S&P publish a mid-cap index: the S&P400. It doesn't overlap the S&P500[1]. You have to have a generous definition of mid-cap to describe even the smallest S&P500 component as mid-cap. The 500th component has a market cap of ~$6B.

Regardless, they're all US stocks; the comment I was responding to claimed they were not.

[1]: https://www.spglobal.com/spdji/en/images/campaign/707133-us-...


LOL.

First the S&P 500 captures 80% of the entire US market, 80%! [0]

Second, 6B is well within the middle of the Mid-cap range for at least one common definition: "Mid-cap (or mid-capitalization) is the term that is used to designate companies with a market cap (capitalization)—or market value—between $2 and $10 billion. " [1]

Now some people might define mid-cap differently(and S&P tries to), but that doesn't change the math. If 80% of the US market is the S&P 500, then by definition some mid-cap has to be in there, or one has a very distorted view of what the middle means.

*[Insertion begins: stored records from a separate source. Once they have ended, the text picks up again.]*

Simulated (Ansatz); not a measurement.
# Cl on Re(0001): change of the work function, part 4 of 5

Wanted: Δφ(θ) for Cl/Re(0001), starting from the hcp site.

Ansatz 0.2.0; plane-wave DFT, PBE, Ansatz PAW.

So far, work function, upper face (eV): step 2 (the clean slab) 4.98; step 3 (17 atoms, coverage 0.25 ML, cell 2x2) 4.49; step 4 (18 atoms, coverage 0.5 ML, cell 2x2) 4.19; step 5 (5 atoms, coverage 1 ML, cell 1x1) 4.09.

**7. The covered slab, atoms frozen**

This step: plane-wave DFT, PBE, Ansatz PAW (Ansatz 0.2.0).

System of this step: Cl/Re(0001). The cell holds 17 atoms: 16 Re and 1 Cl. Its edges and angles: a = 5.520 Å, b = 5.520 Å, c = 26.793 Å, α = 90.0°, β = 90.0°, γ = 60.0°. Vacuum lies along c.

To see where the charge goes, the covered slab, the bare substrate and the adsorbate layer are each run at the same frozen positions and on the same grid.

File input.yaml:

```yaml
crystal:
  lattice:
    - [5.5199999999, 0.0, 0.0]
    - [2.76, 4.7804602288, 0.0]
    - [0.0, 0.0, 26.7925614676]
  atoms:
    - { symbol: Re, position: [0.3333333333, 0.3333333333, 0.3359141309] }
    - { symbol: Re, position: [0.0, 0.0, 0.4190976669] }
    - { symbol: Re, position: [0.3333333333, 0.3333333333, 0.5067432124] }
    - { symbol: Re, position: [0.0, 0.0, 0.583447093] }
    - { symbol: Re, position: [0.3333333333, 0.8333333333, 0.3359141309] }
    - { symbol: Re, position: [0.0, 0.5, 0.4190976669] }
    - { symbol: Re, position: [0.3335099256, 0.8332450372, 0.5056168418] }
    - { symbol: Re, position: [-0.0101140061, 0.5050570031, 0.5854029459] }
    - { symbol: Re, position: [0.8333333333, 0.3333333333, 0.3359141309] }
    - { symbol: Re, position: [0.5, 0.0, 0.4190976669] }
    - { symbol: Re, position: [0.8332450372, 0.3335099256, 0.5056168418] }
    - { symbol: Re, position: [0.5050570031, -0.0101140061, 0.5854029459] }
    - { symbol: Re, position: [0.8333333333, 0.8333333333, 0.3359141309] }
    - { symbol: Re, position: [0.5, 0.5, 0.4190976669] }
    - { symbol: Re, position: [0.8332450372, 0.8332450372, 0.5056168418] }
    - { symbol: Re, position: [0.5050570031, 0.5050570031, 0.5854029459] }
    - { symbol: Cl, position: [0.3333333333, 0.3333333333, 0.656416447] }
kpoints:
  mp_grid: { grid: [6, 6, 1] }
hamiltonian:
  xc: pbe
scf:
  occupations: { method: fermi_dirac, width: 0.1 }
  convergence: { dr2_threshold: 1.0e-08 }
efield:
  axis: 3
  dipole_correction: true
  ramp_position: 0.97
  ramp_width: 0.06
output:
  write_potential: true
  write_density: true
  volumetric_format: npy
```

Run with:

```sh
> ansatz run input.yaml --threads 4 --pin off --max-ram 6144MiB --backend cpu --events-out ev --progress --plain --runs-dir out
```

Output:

US public companies are giant these days. Of course there are mid-cap only indexes(and funds), that has nothing to do with the S&P 500 though.

As for all US stocks, it definitely depends on how one defines a US stock. S&P obviously has their definition, and it may or may not agree with your personal definition, but I generally agree that the S&P 500 is basically US companies.